The Art of Intuitive Seasoning
Seasoning is an intuitive art. I don’t measure out my salt and pepper — I just eyeball it. This can vary based on personal taste and the type of dish. For example, if you’re making something like a beef stew, you’ll definitely want to use more black pepper than if you were seasoning a chicken breast for roasting.
Essentially, seasoning is when you can leave the recipe behind and add your own flair to a dish. You don’t need to measure out the salt, pepper, and herbs — you know by tasting as you go and adding a pinch of this and that. You know when something needs a boost of flavor or when it’s time to hold back. In practice, that means not necessarily following the salt quantity a recipe calls for, because you know it will taste different depending on how fresh your ingredients are, or how you’re cooking them, or the phase of the moon. It means you can make food that you enjoy more often, because you’re not confined to a script.
Perhaps the most important thing you can do to learn to season intuitively is taste your food early and often. You probably already do this. You dip into your food at regular intervals and think, Okay, does this need a squeeze of lemon to brighten it up? A little splash of vinegar to offset the richness? A pinch of sugar to cut the bitterness? A pinch more salt to bring out all the flavors? Enough salt to make the flavors taste like themselves, but not so salty that it’s the dominant flavor? I think it’s a little salty. Am I crazy? You probably do all of these things pretty regularly and don’t even think about it. Eventually, you won’t be asking yourself these questions any more. You’ll just know. And you’ll also be able to tell when the balance of flavors has gone off, which happens sometimes if you’re working with seasonal ingredients that vary in flavor from one week to the next.
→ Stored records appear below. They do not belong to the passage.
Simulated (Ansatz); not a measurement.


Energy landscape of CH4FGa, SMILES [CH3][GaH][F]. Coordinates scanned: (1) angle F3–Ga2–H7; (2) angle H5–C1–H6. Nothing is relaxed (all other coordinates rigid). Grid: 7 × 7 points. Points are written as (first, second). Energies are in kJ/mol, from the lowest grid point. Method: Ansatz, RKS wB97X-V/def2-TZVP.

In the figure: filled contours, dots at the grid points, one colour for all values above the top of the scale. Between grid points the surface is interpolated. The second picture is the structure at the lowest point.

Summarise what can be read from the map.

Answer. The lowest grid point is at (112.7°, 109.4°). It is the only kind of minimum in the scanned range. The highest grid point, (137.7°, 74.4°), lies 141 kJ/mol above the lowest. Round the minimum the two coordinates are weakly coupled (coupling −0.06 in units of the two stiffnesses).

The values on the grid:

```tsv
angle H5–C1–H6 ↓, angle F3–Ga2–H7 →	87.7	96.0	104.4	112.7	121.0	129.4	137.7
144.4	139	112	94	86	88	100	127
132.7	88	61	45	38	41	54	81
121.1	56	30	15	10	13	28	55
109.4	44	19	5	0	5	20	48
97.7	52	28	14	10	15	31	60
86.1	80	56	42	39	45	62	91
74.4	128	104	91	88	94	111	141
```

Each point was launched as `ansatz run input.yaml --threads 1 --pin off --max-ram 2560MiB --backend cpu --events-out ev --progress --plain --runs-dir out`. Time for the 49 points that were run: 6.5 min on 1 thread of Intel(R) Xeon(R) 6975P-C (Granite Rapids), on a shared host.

And what I love most about this is the permission to adjust. Perhaps the tomatoes were too acidic that day, so I add a squeeze of carrot or a drizzle of honey. Maybe they were sweeter the following week, so I need a pinch more salt. You are now having a conversation with your ingredients, not performing a rote action, so even in the most rushed of moments, there’s a sense of spontaneity to the food.
Besides these benefits, this practice will make you appreciate high quality ingredients and selective purchasing even more. If you are not using a pre-fab spice blend to tell you how much of what ingredients to use, it follows that you will naturally choose a few fresh, potent sprigs of thyme rather than a handful of dried thyme, a few flaky crystals of high quality sea salt instead of a tablespoon of bargain salt, and a tablespoon or two of warm, roasted spices you toasted and ground yourself instead of twice as much of the pre-ground, stale equivalents. And though the individual changes seem insignificant, their cumulative effect is significant. For example, when I oven roast vegetables and season with nothing but a generous drizzle of olive oil, a pinch of nice sea salt and a few sprigs of thyme, the results somehow taste fancy, even though they are one of the simplest dishes you can make, and I think this is the effect of not taking any of these ingredients for granted.
Ultimately, learning to season intuitively empowers you to claim your cooking. Dishes are no longer someone else’s ideas but your own, dictated by your tastes, your whims, and what you have on hand. Such agency makes the daily grind worthwhile and rewarding, rendering a typically mundane task into a miniature act of culinary art that stays with you long after the dinner dishes have been done.